The Last Jedi

This week’s pick for trailer music analysis was clear: Disney and Lucasfilm have officially started the hype train for the second entry of Star Wars’ sequel trilogy, The Last Jedi.


A clever shot reveals what looks like a starry space scene set to slow glissando strings, intentionally deceiving the audience before revealing that they are in fact on land. We find Rey on all fours, out of breath, in synch with an orchestral hit at 0:20. The first scene is not unlike how we find rogue Stormtrooper Finn out in the desert in the first trailer for The Force Awakens. The title card for Lucasfilm gently enters and exits at 0:18 as Rey’s theme begins with its soft dyads and mallet percussion. The force theme quickly follows at 0:23, and we finally get to hear Mark Hamill as Luke Skywalker once more – a voice off camera simply stating, “breathe.”

This trailer, with music entirely arranged and produced by Frederick Lloyd of Pusher music, focuses on the relationship between Luke and Rey, emphasized musically through the use of Rey’s theme and the Force theme (also known as Binary Sunset), typically most associated with Luke. The two themes are carefully arranged such that one can hear and recognize both in counterpoint. We know that the main musical material is certainly the work of John Williams, but it is unclear whether others have had a hand in the arrangements.

At 0:48 Luke asks, “what do you see?” Rey’s theme comes to the forefront and a montage of scenes updating the audience on what’s generally happening post-Episode VII is accompanied by various sound clips from the past: At 0:46 we hear Leia saying “help me, Obi-Wan”; at 0:51, Darth Vader breathes; at 0:53 Ben Kenobi says “seduced by the dark side”; at 0:59, Yoda says “surrounds us, binds us.”

At 0:52 we hear Kylo Ren’s theme, a harmonic minor melody of unclear tonality that introduces uncertainty. Are we to associate the presence of this theme as a response to Luke’s question? Or, are we to see it as merely an acknowledgement that Kylo Ren is still out there in the world?

At 0:59 the upper register of the strings breaks through with a major chord that, in the context of the immediately preceding minor key, suggests the Lydian mode, sounding bright in both harmony and register. Rey finally responds at 1:04, saying “a balance.”

At 1:13 Luke responds, “it’s so much bigger.” The force theme comes back with a vigorous rhythm backing it as well as an augmented melody, coupled with similarly expansive shots depicting space and land battles, alongside the title card for the release window (“this Christmas”). Insistent brass and leaping arpeggiated strings further intensify the action as we see glimpses of the other main characters of this generation of Star Wars, Poe (running with BB-8) and Finn (still in stasis, healing from the events of Episode VII).

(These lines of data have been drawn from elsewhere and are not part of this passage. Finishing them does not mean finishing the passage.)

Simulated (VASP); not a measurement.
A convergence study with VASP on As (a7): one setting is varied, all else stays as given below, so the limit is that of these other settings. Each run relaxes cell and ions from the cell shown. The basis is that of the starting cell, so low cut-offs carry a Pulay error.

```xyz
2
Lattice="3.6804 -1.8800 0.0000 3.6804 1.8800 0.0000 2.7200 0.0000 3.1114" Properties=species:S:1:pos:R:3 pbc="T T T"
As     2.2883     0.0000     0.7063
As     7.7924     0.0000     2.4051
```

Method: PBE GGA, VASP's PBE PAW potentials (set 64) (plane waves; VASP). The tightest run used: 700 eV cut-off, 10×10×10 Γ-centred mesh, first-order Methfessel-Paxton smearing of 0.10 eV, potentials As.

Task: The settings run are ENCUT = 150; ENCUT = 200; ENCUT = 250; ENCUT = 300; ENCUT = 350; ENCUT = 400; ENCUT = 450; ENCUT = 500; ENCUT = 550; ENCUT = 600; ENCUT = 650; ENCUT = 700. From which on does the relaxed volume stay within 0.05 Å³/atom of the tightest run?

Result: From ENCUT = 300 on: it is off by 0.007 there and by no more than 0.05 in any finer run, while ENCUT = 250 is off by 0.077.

At 1:30 Luke’s voice enters again, saying “I only know one truth,” and the music responds in anticipation, holding on to a prolonged cadential chord, falling out at 1:37 and never actually resolving. In pitch black and without music, Luke says “it’s time for the Jedi to end.”

The music then blares forth again at 1:42 as the main title card zooms into focus and the force theme makes one more appearance in augmented form, and once again ends on the dominant chords, refusing to musically resolve.

There is one last, speculative bit: as the title card for the date fades to black at the end, one does hear choir of low voices, sounding a familiar theme associated with this trilogy’s main villain, Snoke. Is this a coincidence?

Clearly, the two themes we now associate with Luke and Rey aid in the audience’s understanding of their brief dialogue, as well as assist in asking the questions the viewer would want answered by the film itself: is Luke fully with the light side of the force? Who is “the last Jedi?” What is meant by “a balance” in the force?

We will just have to wait to learn – and hear – much more as this trailer campaign continues over the course of 2017.